Archive for the ‘Classics’ Category

08
Jun

Unceasing Gladness for Everything

Review of Pollyana; Eleanor H. Porter; Puffin Classics, first published by Harrap 1927; pp 269

– Shana Susan Ninan

I haven’t seen many people who can remain ‘glad’ even in the darkest of times. And here’s a teeny girl, cheerful and with unbounded joy, looking optimistic at life. This was my second reading of the book (the first being in my teenage), and as an adult, I now see the story from Aunt Polly’s and the other adults’ eyes.

Pollyanna Whittier – her mom named her after her two sisters, Polly and Anna! – a recently orphaned girl, comes to live with her aunt, Polly. Now, Ms Polly is a stern spinster, who rarely smiles, let alone have the capacity to be glad about something in her life.

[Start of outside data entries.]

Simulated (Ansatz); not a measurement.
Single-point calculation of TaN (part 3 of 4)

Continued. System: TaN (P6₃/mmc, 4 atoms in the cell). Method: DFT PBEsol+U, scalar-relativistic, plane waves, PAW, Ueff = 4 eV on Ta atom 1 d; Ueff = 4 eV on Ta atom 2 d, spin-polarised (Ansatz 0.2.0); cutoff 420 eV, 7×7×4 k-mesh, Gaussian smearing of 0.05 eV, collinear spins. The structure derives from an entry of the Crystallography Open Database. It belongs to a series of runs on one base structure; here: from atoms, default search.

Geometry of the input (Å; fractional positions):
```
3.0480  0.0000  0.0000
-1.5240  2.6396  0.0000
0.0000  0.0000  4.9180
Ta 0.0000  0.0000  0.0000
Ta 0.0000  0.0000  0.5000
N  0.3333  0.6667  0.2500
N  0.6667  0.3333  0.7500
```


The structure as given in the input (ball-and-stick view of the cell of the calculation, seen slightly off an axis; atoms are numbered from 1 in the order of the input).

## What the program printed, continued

The little girl spreads cheer to all around her, whether at home or in the neighbourhood. And Aunt Polly finds it amusing, and irritating, that Pollyanna would even be happy to be punished! The young girl’s laughter and bubbling nature fills the house, to the point where when an accident befalls her, the whole place goes quiet and sad. Pollyanna’s optimism sees her through the dark days, giving strength to those who tend to her, too.

Pollyanna’s story is set in a time when mirrors were called looking-glass, and cars, motor-cars. The soothing narrative has a serene countryside and typical characters in it. And as a classic, it definitely scores. It made my day, once more.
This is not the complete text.